In discussions among D users, when CTFE is mentioned it is usually in this context, where CTFE evaluation is forced because the value of an expression must be known at compile-time.

A different "compile-time"

Coming back to the topic at hand, though, notice that when we speak of CTFE, we speak of "virtual machines" and "bytecode interpreters". This implies that by this point, the code has gone far enough through the compilation process that it is essentially ready to be turned into runtime executable code.

In particular, this means that it has long passed the AST manipulation stage. Which in turn implies that code that can be evaluated by CTFE can no longer make use of AST manipulation constructs like static if. In order for CTFE to work, semantic notions such as variables and memory must have been assigned to various constructs in the code, otherwise there is nothing to execute or interpret. But in the AST manipulation phase, such semantics have not yet been assigned -- we're still manipulating the structure of the program.

Thus, even though CTFE happens at "compile-time" just as AST manipulation happens at "compile-time", this is actually a different "compile-time". It is much closer to "runtime" than AST manipulation, which represents a much earlier stage in the compilation process. This is why the terminology "compile-time" is confusing: it gives the false impression that all of these features, AST manipulation and CTFE alike, are lumped together into a single, amorphous blob of time labelled "compile-time", and that the compiler can somehow make it all magically just work, by fiat.

The point to take away from all this, is that AST manipulation constructs are applied first, and then the code may be used in CTFE later:

AST manipulation → CTFE

The unidirectional arrow indicates that a piece of code can only move from AST manipulation to CTFE, but never the other way round.

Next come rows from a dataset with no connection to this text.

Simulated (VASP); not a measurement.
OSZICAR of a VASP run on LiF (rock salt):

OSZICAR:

Of course, in practice, this simple picture is only part of the story. To understand how it all works, it's best to look at actual code examples. So let's now take a look at a few common pitfalls that D learners often run into, and see how this principle applies in practice.

Case Study: Reading CTFE variables at AST manipulation time

A rather common complaint that's brought up in the D forums from time to time pertains to code along these lines:

int ctfeFunc(bool b)
{
    static if (b)    // <--- compile error at this line
        return 1;
    else
        return 0;
}

// N.B.: the enum forces the compiler to evaluate the function in CTFE
enum myInt = ctfeFunc(true);

If you try to compile the above code, the compiler will complain that the static if cannot read the value of b at "compile-time". Which almost certainly elicits the reaction, "What??! What do you mean you can't read b at compile-time?! Aren't you running this code in CTFE, which is by definition compile-time, with a value of b that's obviously known at compile-time?"

On the surface, this would appear to be a glaring bug in the compiler, or a glaring shortcoming in D's "compile-time" capabilities, and/or an astonishing lack of competence on the part of the D compiler authors in failing to notice a problem in such an obvious and simple use case for CTFE.

If we understand what's really going on, however, we would see why the compiler rejected this code. Remember that during the process of compilation, the D compiler first creates an AST of the code, evaluating any static ifs that may change the shape of the resulting AST.

So when the compiler first encounters the declaration of ctfeFunc, it scans its body and sees the static if (b) while building the AST for this function. If the value of b is true, then it would emit the AST tree that essentially corresponds with:

int ctfeFunc(bool b)
{
    return 1;
}

(Recall that in the AST manipulation stage, the false branch of a static if is discarded from the resulting AST, and it is as if it wasn't even there. So the return 0 doesn't even make it past this stage.)

If the value of b is false, then it would emit the AST tree that corresponds with:

int ctfeFunc(bool b)
{
    return 0;
}

There is a problem here, however. The value of b is unknown at this point. All the compiler knows about b at this point is that it's an identifier representing a parameter of the function. Semantics such as what values it might hold haven't been attached to it yet. In fact, the compiler hasn't even gotten to the enum line that calls ctfeFunc with an argument of true yet!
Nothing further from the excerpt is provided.